But many bankruptcy law experts strongly disagree with PBGC’s contention that pension fund obligations should come first when a bankrupt company reorganizes and begins to pay some of its bills.

“The PBGC is trying to get in front of everybody else, saying ‘pay us first and we are entitled to 100 cents on the dollar.’ That, to many of us, is a bizarre set of priorities,” said Nathan B. Feinstein, a bankruptcy attorney with the Washington firm of Piper & Marbury and chairman of the American Bar Assn.’s business bankruptcy committee.

Feinstein said the pension funds cover “management that brought about the bankruptcy and labor groups that brought about the bankruptcy. . . . Why should they come out ahead (of other creditors)?”
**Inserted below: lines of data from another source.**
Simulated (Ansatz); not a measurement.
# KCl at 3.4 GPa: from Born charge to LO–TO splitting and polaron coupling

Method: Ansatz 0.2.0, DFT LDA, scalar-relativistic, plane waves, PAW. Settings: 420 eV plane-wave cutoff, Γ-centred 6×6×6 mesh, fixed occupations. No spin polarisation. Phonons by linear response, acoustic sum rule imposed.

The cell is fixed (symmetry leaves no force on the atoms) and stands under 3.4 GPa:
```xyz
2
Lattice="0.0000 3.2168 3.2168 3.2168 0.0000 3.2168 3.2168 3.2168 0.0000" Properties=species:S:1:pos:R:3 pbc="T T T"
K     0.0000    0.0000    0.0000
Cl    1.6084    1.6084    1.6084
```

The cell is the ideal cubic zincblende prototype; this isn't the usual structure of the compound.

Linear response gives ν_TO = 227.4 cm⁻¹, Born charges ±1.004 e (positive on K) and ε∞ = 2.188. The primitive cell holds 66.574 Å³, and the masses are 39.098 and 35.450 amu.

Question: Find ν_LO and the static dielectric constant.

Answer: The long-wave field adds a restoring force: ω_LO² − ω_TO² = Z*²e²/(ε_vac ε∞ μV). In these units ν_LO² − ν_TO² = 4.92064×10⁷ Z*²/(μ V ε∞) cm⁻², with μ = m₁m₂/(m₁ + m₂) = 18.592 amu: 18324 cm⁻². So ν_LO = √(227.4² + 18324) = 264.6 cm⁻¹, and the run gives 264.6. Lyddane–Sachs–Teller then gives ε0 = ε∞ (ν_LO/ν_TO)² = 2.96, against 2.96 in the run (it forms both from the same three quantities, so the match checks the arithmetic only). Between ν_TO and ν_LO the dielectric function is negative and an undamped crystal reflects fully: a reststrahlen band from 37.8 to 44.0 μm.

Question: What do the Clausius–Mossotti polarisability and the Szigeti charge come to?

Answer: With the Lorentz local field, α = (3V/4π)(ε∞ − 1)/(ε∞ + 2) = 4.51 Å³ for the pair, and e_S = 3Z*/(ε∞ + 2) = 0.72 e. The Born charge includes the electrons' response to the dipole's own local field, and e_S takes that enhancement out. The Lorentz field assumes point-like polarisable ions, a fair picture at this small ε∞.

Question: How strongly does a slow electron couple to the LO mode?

Christopher J. Redmond, a Wichita, Kan., attorney who is an expert in bankruptcy claims, said there may be growing pressure on Congress to weigh in on the side of the PBGC. “But there must be a balancing test here of what is good for the economy,” he said.

“If Congress passes legislation to give the PBGC priority on all claims, it will cause the liquidation of a substantial number of companies” that could not emerge from bankruptcy if faced with the requirement to fully fund all pension obligations, Redmond added. “There would be substantial economic impact--losses to banks and other credit groups as well.”